Live Human Condition: Geoff Dyer at Tulane Monday Night

Harper’s magazine is the  only periodical to which I subscribe whose issues I read cover-to-cover every single time. Or, that used to be true—until Zadie Smith stopped writing the ‘New Books’ section. I don’t really have anything against Larry McMurty or Joshua Cohen, who have succeeded her, but now it just seems like every book review section in any good periodical—sure, there are gems, but I don’t hesitate to skip over a review that doesn’t appear at a glance to interest me.

In our contemporary culture, where choice is paramount, so much emphasis is put on providing people the ability to get what they want that we seem to have forgotten a much more magical circumstance—when we are provided something we had no clue we deeply desired. Smith’s electric writing and astute opinions kept me reading the entire section, regardless of what she was talking about, and she supplied me such circumstances again and again.
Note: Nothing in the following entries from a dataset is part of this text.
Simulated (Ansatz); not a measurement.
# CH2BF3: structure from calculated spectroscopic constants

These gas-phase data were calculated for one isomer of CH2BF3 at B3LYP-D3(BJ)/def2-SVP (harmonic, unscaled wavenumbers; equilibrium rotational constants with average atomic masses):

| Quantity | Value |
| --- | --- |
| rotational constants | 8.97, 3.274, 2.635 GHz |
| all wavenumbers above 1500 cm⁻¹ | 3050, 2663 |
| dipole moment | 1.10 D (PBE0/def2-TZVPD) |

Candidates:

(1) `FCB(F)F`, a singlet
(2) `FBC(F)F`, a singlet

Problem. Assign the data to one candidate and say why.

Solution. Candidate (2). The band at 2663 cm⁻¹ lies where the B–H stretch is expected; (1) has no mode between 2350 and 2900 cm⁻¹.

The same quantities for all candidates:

This was the case in June 2011 when she reviewed a new book by an author I’d never heard of, Geoff Dyer, who I now consider one of the top essayists working today (I’ve since found this is not a particularly original judgement). The book Smith reviewed, Otherwise Known as the Human Condition: Selected Essays and Reviews, includes meditations on Susan Sontag, Robert Capra, Richard Ford, and John Berger, among others, and a  mode of intellectual exploration born purely of intense interest. “When asked by a librarian at the Institute of Jazz Studies what his credentials were for writing a book about jazz,” Smith writes, “[Dyer] replies, ‘I like listening to it.'”

Otherwise, which spans nearly 20 years of Dyer’s work, went on to win the National Book Critic’s Circle Award for Criticism. He is also author of four novels, two other collections of essays, and five “genre-defying titles,” including book-length considerations of D.H. Lawrence’s novel Sons and Lovers and Andrei Tarkovsky’s film Stalker. The London Daily Telegraph recently called him “probably the best living writer in Britain.”

Dyer will present his work at 7 p.m. on Monday, Oct. 8, in the Lavin-Bernick Center on Tulane’s campus as part of the university English department’s Writer’s Writer Series. His relative obscurity outside the world of letters makes him an apt inclusion in such a specific series, and he likely won’t draw much of an audience. But those writerly sorts who thrive on intense curiosity and insights rendered as adeptly as, “I am seized by two contradictory feelings: there is so much beauty in the world it is incredible that we are ever miserable for a moment; there is so much shit in the world that it is incredible we are ever happy for a moment,” should not miss it.